So does the Euro, which is used in his country, and so was the Dutch Guild, the one that came before. So does any other currency in use in the world.

> Fiat money does not have intrinsic value and does not have use value. It has value only because a government maintains its value, or because parties engaging in exchange agree on its value.

https://en.wikipedia.org/wiki/Fiat_money

Being backed by a government, or multiple governments, with an army and lots of financial tools is a very real thing.
I agree that being backed by a government carries weight. Largely because tax liabilities are denominated in the home currency, which creates a persistent demand for the currency.

But it's silly when people bring up the army or military when it comes to the USD or other fiat currencies. As if the only thing keeping the dollar valuable are carrier strike groups threatening people around the world. If military spending was cut in half, I guarantee you the dollar would be just as valuable.
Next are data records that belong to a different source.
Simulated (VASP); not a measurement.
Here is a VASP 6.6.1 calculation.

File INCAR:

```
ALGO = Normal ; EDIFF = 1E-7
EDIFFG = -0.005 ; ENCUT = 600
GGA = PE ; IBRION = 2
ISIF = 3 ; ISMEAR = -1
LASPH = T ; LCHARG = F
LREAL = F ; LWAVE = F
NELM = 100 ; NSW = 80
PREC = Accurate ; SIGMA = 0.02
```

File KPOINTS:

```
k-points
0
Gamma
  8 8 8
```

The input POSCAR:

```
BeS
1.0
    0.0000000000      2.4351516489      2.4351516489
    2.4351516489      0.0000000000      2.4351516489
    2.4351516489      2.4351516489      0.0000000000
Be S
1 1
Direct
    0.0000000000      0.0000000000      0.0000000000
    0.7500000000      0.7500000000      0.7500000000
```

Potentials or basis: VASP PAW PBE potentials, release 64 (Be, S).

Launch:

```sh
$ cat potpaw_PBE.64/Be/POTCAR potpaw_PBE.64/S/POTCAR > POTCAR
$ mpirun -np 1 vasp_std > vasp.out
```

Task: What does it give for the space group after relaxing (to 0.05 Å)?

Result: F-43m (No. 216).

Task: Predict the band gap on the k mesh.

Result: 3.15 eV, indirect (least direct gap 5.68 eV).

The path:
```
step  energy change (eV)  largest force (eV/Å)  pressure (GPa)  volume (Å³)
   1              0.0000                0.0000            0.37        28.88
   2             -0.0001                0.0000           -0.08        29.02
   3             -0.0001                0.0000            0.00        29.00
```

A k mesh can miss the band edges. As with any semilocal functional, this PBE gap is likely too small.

China, Russia and North Korea all have formidable militaries. Their currencies carry very little weight outside their borders. In contrast the Swiss Franc, Swedish Krona and New Zealand Dollar are all considered ultra-hard currencies despite those countries having little to no ability to project force around the globe.

Why are you bringing this up? Sounds like a straw man to me.
What if those who produce, use and mantain those tanks, ships, planes and rifles suddenly lose trust in the mean of compensation which the government offers them in exchange of their services?

Nobody ever thinks about this, but government and all the infrastructure it owns are embedded in society

The general view is that Bitcoin takes hold among the population and then there is a fight between the population and the government....quite the contrary, Bitcoin simply takes over the government at an equal or slighly inferior rate compared to the general population.

See how many people in the Capitol are being bitten by the bitcoin bug. For every critic you'll find somebody who is willing to speak in favor of it.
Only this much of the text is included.